Originally, there were a dozen posts documenting our lightning strike catastrophe and the claims process. But after 6+ months of living the hell, we decided not to publish any of those posts. Instead, we will publish one post and focus on the highlights and the benefits rather than all the negativity surrounding this journey.
If you are a cruiser, please contact us for your copy of “Prevention and Preparing for a Claim” which outlines key measures to take prior to claim. We created this document with the sole purpose of helping others avoid issues and is based on our experience with our insurance carrier and being in the Pacific.
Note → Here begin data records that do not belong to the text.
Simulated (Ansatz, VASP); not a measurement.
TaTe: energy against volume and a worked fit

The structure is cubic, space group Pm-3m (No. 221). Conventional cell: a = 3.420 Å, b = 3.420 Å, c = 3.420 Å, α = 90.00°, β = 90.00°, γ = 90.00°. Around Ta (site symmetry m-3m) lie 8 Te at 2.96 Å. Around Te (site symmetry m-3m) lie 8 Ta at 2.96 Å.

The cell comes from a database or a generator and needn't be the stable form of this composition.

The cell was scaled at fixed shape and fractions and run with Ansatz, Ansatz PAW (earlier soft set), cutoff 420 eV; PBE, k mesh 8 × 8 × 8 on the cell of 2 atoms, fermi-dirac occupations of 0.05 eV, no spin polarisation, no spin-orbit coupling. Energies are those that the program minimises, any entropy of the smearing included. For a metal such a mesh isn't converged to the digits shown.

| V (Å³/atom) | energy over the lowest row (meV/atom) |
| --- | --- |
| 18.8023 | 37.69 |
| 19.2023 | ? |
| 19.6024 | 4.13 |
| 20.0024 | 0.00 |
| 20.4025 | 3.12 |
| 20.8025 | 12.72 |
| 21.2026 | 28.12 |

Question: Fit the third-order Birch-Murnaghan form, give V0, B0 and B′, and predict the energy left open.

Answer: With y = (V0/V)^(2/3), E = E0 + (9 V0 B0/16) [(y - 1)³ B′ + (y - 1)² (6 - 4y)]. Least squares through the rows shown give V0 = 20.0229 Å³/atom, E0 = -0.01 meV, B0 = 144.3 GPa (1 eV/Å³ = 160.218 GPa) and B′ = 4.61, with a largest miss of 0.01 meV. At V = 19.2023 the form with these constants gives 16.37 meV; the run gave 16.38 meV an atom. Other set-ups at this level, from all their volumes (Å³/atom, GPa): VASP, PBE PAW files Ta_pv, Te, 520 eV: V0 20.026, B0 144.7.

Despite all the setbacks, Sugar Shack is back on the water and we are a lot more knowledgeable of all the boat’s systems and parts.
A lighting strike can give you the blues. However, we were elated each time new parts arrived. It was exciting and surprising to see what arrived each time. There was no rhyme or reason as to what arrived or when. Some parts ordered way after others arrived first and parts ordered first arrived last.
While we waited for parts to arrive, we did everything we could to prep the boat for installation. The most time consuming project was rewiring the boat. As you can imagine, a lightning strike can do some damage to wiring/cables. Old cables in lower left image.
We had a good team working on electronics, mechanical, and refrigeration. Of course, Matt was extremely hands on, supervised all the work, and jumped in to ensure it all was properly executed.
Flaco, the tallest AG Marine worker contorted into the smallest places:
All the equipment at our navigation station had to be replaced. It was a bit of a disaster for many months as we awaited for parts to come in. Diego had to build a new face panel to accommodate the new parts, but the end product came out really nice giving us a much cleaner, less cluttered space.
Our solar panels were fried and had to be replaced. The new panels had different specifications, so we had to modify our existing rails to accommodate them.
New Solar Panels Providing Energy
DC DIGITAL SWITCHING: POWER
The last to arrive, even though it was the first to be ordered, was our main digital switching or AC/DC control system. Of course it had to be built, programmed, and calibrated before being sent to us. Catana built their boats with cartes which are no longer being manufactured. So, we replaced the system with a C-Zone system.
The old Digital Switching Control Panel (lower left photo) was completely destroyed by the lightning strike and is no longer available. C-Zone replaced it, which is a complicated beast, but gives us much better monitoring and access to everything remotely. We can now control systems from this main control panel, a sub-control panel in the master suite, through B&G, and on an iPad.
We also took care of standard maintenance including wash, wax, bottom job, and prop speed. I love the mid-way photo of the wash wax below (middle photo).
The last color of our skirt was red and they sanded it down, painted a light blue which we didn’t like and changed it to a dark blue, which we love.
Prop speed is used by a lot of fishing and speed boats. We have never applied it to our props because it’s very expensive. But, Bristol Marine included it for free with the cost of our bottom job. Prop Speed prevents marine growth from bonding to metal surfaces below the waterline.
Stepping the Mast:
Stepping the mast requires a village. We had a rigging crew (3), yard assistants (3), AG Marine (5), painters (2), crane driver, lift drivers (3), launch slip helpers (4), a diver, and of course Matt and I.
Stepping the mast includes: carefully positioning the mast, connecting all the cables, securing the standing rigging (and tuning it), and putting the lazy jacks, sail bag, main sail, jib, and reefing lines all back on. Then they touch up the bottom job where the blocks were located, move the crane, bring in the lift and slowly lower us into the water.
And she floats! Thank God! We had several issues once she was in the water, but we worked through them. Both engines wouldn’t start, but after 20 minutes they were purring like kittens.
Outstanding Items After Splash (since repaired):
- The radar doesn’t work (we have to exchange it for another new one),
- Autopilot smart controller LCD screen is still funky (we are going to live with what we have)
- The new starter battery was dead (charged her up)
- Frigeration is on the fritz (spent 4 days working on it).
The lightning strike slowed us down and beat us up, but we are in the water and one step closer to continuing our adventures on sv Sugar Shack.
Any lightning strike is tough as you never know what it will impact. Some parts work at first, then fail, or fail, then work. Unfortunately, there is no proven way to prevent lightning strikes. All you can do is try your best to stay out of bad weather or zones that are prone to lightning strikes.